Although his book was written before the September 11 attacks, John Coffey explicitly compares the English fear of the Popish Plot to Islamophobia in the contemporary Western world. Among the Muslims imprisoned in the Guantanamo Bay detention camp there also were Mehdi Ghezali and Murat Kurnaz who could not have been found to have any connections with terrorism, but had traveled to Afghanistan and Pakistan because of their religious interests.

The United States submits an annual report on religious freedom and persecution to the Congress containing data it has collected from U.S. embassies around the world in collaboration with the Office of International Religious Freedom and other relevant U.S. government and non-governmental institutions. The data is available to the public. The 2018 study details, country by country, the violations of religious freedom taking place in approximately 75% of the 195 countries in the world. Between 2007 and 2017, the PEW organization found that “Christians experienced harassment by governments or social groups in the largest number of countries”–144 countries–but that it is almost equal to the number of countries (142) in which Muslims experience harassment.

There are no religious groups free of harassment somewhere in the contemporary world. Klaus Wetzel, an expert on religious persecution for the German Bundestag, the House of Lords, the US House of Representatives, the European Parliament, and the International Institute for Religious Freedom, explains that “In around a quarter of all countries in the world, the restrictions imposed by governments, or hostilities towards one or more religious groups, are high or very high. Some of the most populous countries in the world belong to this group, such as China, India, Indonesia and Pakistan. Therefore, around three quarters of the world’s population live in them.”

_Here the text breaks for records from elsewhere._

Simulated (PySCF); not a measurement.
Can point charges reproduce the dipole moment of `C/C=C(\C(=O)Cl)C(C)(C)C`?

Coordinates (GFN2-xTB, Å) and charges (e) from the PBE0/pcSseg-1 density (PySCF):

At the symposium on law and religion in 2014, Michelle Mack said: “Despite what appears to be a near-universal expression of commitment to religious human rights, the frequency-and severity-of religious persecution worldwide is staggering. Although it is impossible to determine with certainty the exact numbers of people persecuted for their faith or religious affiliation, it is unquestioned that “violations of freedom of religion and belief, including acts of severe persecution, occur with fearful frequency.” She quotes Irwin Colter, human rights advocate and author as saying “[F]reedom of religion remains the most persistently violated human right in the annals of the species.”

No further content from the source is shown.